Server failover

YSoft SafeQ Server Failover System

images/download/attachments/21955323/quotes.png As a System Administrator, I would like to configure my printing environment in the way there is not a single point of failure, so that I can significantly increase high availability of printing services.

System readiness (especially 3rd party technologies, like NLB) must be consulted with Y Soft before using with customer.

Failover - Overview

Note: Failover works only within high-speed and low-latency networks (preferably 1Gb ethernet networks). Based on experience from our existing customers, printing via slow networks is generally unacceptable for end-users even for a short period of time. The failover currently works only with SafeQ CML "cluster". Although ORS servers can also form "clusters/near roaming groups", automated failover isn't fully supported at the moment.

Assumptions

SafeQ System offers application-level failover and load balancing which encompasses all system components. This failover and load balancing is however subject to limitations imposed by components beyond SafeQ CML System supplier control.

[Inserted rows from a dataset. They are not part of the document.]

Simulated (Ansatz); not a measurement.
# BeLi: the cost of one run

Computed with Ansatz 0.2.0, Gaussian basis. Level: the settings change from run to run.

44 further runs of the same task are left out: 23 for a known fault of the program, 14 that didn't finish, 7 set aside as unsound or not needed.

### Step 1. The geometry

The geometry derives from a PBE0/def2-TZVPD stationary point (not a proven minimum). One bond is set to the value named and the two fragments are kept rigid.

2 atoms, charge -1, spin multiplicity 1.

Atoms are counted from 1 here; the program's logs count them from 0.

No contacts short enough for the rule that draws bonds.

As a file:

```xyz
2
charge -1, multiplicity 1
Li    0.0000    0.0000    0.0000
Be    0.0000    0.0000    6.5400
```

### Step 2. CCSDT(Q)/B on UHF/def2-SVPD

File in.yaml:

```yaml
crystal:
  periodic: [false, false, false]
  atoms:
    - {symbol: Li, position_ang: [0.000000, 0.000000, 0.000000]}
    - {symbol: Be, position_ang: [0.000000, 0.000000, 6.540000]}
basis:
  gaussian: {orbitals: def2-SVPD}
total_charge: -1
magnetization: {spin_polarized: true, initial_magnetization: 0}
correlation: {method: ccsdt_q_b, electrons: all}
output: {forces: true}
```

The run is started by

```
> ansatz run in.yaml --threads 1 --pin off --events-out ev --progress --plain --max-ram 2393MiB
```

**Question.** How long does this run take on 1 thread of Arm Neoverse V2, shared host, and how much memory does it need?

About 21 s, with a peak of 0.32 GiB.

Solution is based on the YSoft SafeQ Application level clustering technology. This technology is based on the inter-server communication, message exchange and metadata synchronization among individual YSoft SafeQ CML Servers.

There are two pre-requisites:

  • to have the CML servers available on high-speed and low-latency network (preferably fiber optics).

  • to have all YSoft SafeQ components (CML Server Core, Terminal Server) installed at the same server and to have database instance for every system in the cluster.

To enable full failover and load balancing for MFPs connected with YSoft SafeQ system, there are three options to be used:

  1. For some devices and technologies, client-based failover mechanism can be used

  2. Microsoft Cluster Services (MSCS)

  3. Microsoft Windows Network Load Balancing (NLB) technology can be leveraged

Failover options

Option

Pros

Cons

Client based server real-time failover mechanism

  • doesn't require any infrastructure changes

  • device are equity divided among the nodes

  • requires application support

  • requires client software to be installed at workstations

  • for embedded (WS-based) technologies, it requires re-installation of the device and may confuse users

Server OS based real-time server failover mechanism (MSCS)

  • state of the art solution

  • requires complex infrastructure configuration 

  • expensive initial investments

  • expensive maintenance

  • virtual IP must be used for administration (Terminal Server connected with local server only)

Server OS based real-time server failover mechanism (WNLB)

  • included in Standard Windows server version

  • fully transparent to the end users

  • fast and reliable solution that covers both load balancing and fail over

  • requires extra infrastructure configuration

  • network multicasting among servers shall be configured to get the best performance

Client based server real-time failover mechanism

Client based failover system expects that there is a smart component installed at the client system that checks for server availability. Such system is fully active providing both server failover and load-balancing.

images/download/attachments/21955323/Failover-CB.png
( blue line - print from workstation , green line - print to the printer , black line - authentication from terminal )

YSoft SafeQ Hardware Terminal for Printers/MFPs

  • Hardware terminal checks the server availability upon every authentication requests and initialize the session with responding server.

YSoft SafeQ Workstation Client for Print Servers and User Workstations

  • The client component verifies availability of individual servers and re-directs print job to available print server.

    • If the server fails, the client automatically prints the document to the other server

    • Print Job Data is not synchronized among servers, to ensure availability of stored print jobs, it is recommended to use shared SAN storage.

images/s/-3eliqb/8502/404359a7d2ab19c9c7c58d12013124a386b28257/_/images/icons/emoticons/lightbulb_on.svg This option is by default available for External Terminals and any workstation or print server with installed YSoft SafeQ Client and print driver (system print queue).

Server OS based real-time server failover mechanism

OS based failover system works with assumption there is an operating system level mechanism that can

  1. provide single IP address / host name to external systems (so that print servers, user workstations and multi-functional printers don't need to verify server availability or switch among multiple servers and

  2. provide mechanism to re-direct traffic to the secondary server(s) in case of primary server's outage.

images/download/attachments/21955323/Failover-WNLB.png
( blue line - print from workstation , green line - print to the printer , black line - authentication from terminal )

Currently supported mechanisms are MSCS and NLB:

MSCS (Microsoft Cluster Server) - Windows Server Enterprise edition

  • Windows Shared Print Queues (print drivers + Enterprise version of YSoft SafeQ Client) and SafeQ components are deployed as a clustered services.

  • In this case redundancy requires that applications be installed on multiple servers within the cluster. However, an application is online on only one node at any point in time.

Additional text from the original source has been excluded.